Just finished watching your journey. Full of emotions for you.

You are a beautiful soul. I know watching this journey of yourself will be difficult, you said you won’t be able to watch for a few days. The moment when you both said…we spent time on the physical part of us but there was/is work to do on the inside.  The work of taking care of myself, the work of loving myself better needs to be done before I can offer love to another.

Brought me to tears, so true baby sister.

We can spend so much time trying to fix the outside, thinking we can fix others, the ever lasting road of quick fixing ourselves.

But this life is a heart journey. It is wither by wither, wither by bloom, bloom by bloom…all collectively growing the condition of the heart. A process that ultimately can not be accomplished on our own strength.

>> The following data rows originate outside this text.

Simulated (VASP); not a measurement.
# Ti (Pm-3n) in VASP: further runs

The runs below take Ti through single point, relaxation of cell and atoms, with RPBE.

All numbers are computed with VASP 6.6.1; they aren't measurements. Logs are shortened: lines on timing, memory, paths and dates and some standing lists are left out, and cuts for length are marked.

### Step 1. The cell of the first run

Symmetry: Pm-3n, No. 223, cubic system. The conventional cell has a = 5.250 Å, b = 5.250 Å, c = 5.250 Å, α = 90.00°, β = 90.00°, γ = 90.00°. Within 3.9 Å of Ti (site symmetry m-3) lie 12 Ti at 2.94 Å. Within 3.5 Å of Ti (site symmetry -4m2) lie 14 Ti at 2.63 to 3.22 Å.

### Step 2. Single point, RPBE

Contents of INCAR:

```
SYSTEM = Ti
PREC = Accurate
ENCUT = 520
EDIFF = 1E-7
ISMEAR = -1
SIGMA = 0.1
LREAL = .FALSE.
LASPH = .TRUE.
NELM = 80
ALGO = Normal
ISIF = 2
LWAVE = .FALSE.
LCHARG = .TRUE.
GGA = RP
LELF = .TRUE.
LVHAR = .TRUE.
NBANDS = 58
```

We come from a long line of fixers, this big sister of yours included. The love of empaths runs deep but it can be taken advantage of and that makes me angry at the situation. But we are called to forgive and your heart showed exactly that on air. I don’t know all of the details of your journey home but I do know you loved this person with your entire heart.

As much as we want that to be enough, it just simply isn’t enough. It is futile when self love, self care, self realization, self introspective, self authenticity isn’t in bloom.

I understand this kind of sadness well. Your bloom will come in time and know I’m praying for you.

All loves are seeds from heaven. We grow either way.